Today’s agenda: Writing functions to automate repetitive tasks; fitting statistical models.

General instructions for labs. Upload an R Markdown file, named .Rmd“, to Blackboard. You will give the commands to answer each question in its own code block, which will also produce plots that will be automatically embedded in the output file. Each answer must be supported by written statements as well as any code used. Include the name of your lab partner at the top of the file.

R Markdown setup. Open a new R Markdown file; set the output to HTML mode and click “Knit HTML”. This should produce a web page with the knitting procedure executing your code blocks. You can edit this new file to produce your homework submission. Alternatively, you can start from the lab’s R Markdown file posted on the course website, as a template.

The gamma distributions are a family of probability distributions defined by the density functions,

\[ f(x) = \frac{x^{a-1} e^{-x/s}}{s^a \Gamma(a)} \]

where the gamma function \(\Gamma(a) = \int_{0}^{\infty}{u^{a-1} e^{-u} du}\) is chosen so that the total probability of all non-negative \(x\) is 1. The parameter \(a\) is called the shape, and \(s\) is the scale. The gamma probability density function is called dgamma() in R. You can prove (as a calculus exercise) that the expected value of this distribution is \(as\), and the variance \(as^2\).
If the mean and variance are known, \(\mu\) and \(\sigma^2\), then we can solve for the parameters,

\[ a = \frac{a^2s^2}{as^2} = \frac{\mu^2}{\sigma^2}, \] \[ s = \frac{as^2}{as} = \frac{\sigma^2}{\mu}. \]

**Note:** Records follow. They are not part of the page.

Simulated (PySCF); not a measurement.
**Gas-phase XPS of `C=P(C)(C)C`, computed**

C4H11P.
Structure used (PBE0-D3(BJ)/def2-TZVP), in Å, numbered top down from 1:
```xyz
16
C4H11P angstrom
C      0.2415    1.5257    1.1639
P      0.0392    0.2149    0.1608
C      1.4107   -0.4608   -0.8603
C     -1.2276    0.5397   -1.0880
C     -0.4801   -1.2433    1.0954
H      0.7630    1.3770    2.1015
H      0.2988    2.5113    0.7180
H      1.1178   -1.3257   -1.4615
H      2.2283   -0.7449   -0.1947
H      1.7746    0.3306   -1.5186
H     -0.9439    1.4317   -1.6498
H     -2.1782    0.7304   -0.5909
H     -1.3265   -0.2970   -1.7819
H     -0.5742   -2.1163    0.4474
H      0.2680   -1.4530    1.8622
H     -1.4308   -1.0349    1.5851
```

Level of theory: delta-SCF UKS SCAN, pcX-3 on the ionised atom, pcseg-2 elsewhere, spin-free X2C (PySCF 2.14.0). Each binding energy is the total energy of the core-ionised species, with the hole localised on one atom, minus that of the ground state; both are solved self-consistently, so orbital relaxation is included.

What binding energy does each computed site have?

In this lab, you will fit a gamma distribution to data, and estimate the uncertainty in the fit. Our data today are measurements of the weight of the hearts of 144 cats. The data is contained in a data frame called cats, in the R package MASS. (This package is part of the standard R installation.) This records the sex of each cat, its weight in kilograms, and the weight of its heart in grams. Load the data as follows:

library(MASS)
data(cats)

Part I: Feline Hearts

  1. Run summary(cats) and explain the results.

  2. Plot a histogram of these weights using the probability=TRUE option. Add a vertical line with your calculated mean, using abline(v=yourmeanvaluehere). Does this calculated mean look correct?

  3. Calculate the mean, standard deviation, and variance of the heart weights using R’s existing functions for these tasks. Plug the mean and variance of the cats’ heart weights into the formulas above to get estimates (guesses of the true value, derived from your sample on hand) of \(a\) and \(s\). What are they? Do not report them to more significant digits than is reasonable.

  4. Write a function, summary.stats(), which takes as input a vector of numbers and returns the mean and variances of these numbers, in the form of a list. Confirm that you are returning the values from above. (You can use the existing mean and variance functions within this function.)

Part II: Gamma Hearts

  1. Now, create a new function gamma.estimates() which again takes a vector of numbers, calculates the mean and variances using summary.stats(), and then returns the estimates of \(a\) and \(s\), in a gamma distribution model. What estimates does it give on the cats’ heart weights? Does it agree with your previous calculation?

  2. Estimate the \(a\) and \(s\) separately for all the male cats and all the female cats, using gamma.estimates(). Give the commands you used and the results.

  3. Now, produce a histogram for the female cats. On top of this plot, overlay the shape of the gamma PDF on the same plot in red. Is this distribution roughly consistent with the histogram? (Hint: you may use curve() with its first argument as dgamma(), the known PDF for the Gamma distribution. You may also use lines() to plot the values explicitly, using the PDF evaluated at some equally spaced weight values in the data range—e.g., seq(from=somevalue,to=someothervalue,by=somesmallvalue).)

  4. Repeat the previous step for male cats. How do the distributions compare? For a fair comparison, use the same x axis limits in the two histograms produced in questions 7 and 8.

  5. Using thergamma() function, generate a gamma distributed sample of the same size as the male cat heart weights, from their parameter estimates obtained in problem 8. Plot a histogram of this, side-by-side with a histogram of the male cats’ original heart weights. For ease of comparison, use a fixed number (10) of breaks, using the option breaks=10. Do they look comparable?

  6. Make a function that takes the vector of heart weights as input, and produces the same plots in the last problem. Test that it works, on both male and female cats. (Specifically, it should do all of the necessary calculations within the function, and shouldn’t use globally declared variables, for full credit. It does not need to have specific x limits.)

  7. Bonus (1pt): Modify the above function to take as an additional input xlim that sets the x axis limits for the two plots it creates, and with a default value of c(0,5). This allows for a fairer comparison by eye, of the original sample and the generated samples. Use it to plot the same plots as in problem 10, optionally with x axis limits that you think sensibly shows everything in the data range, but doesn’t overdo it.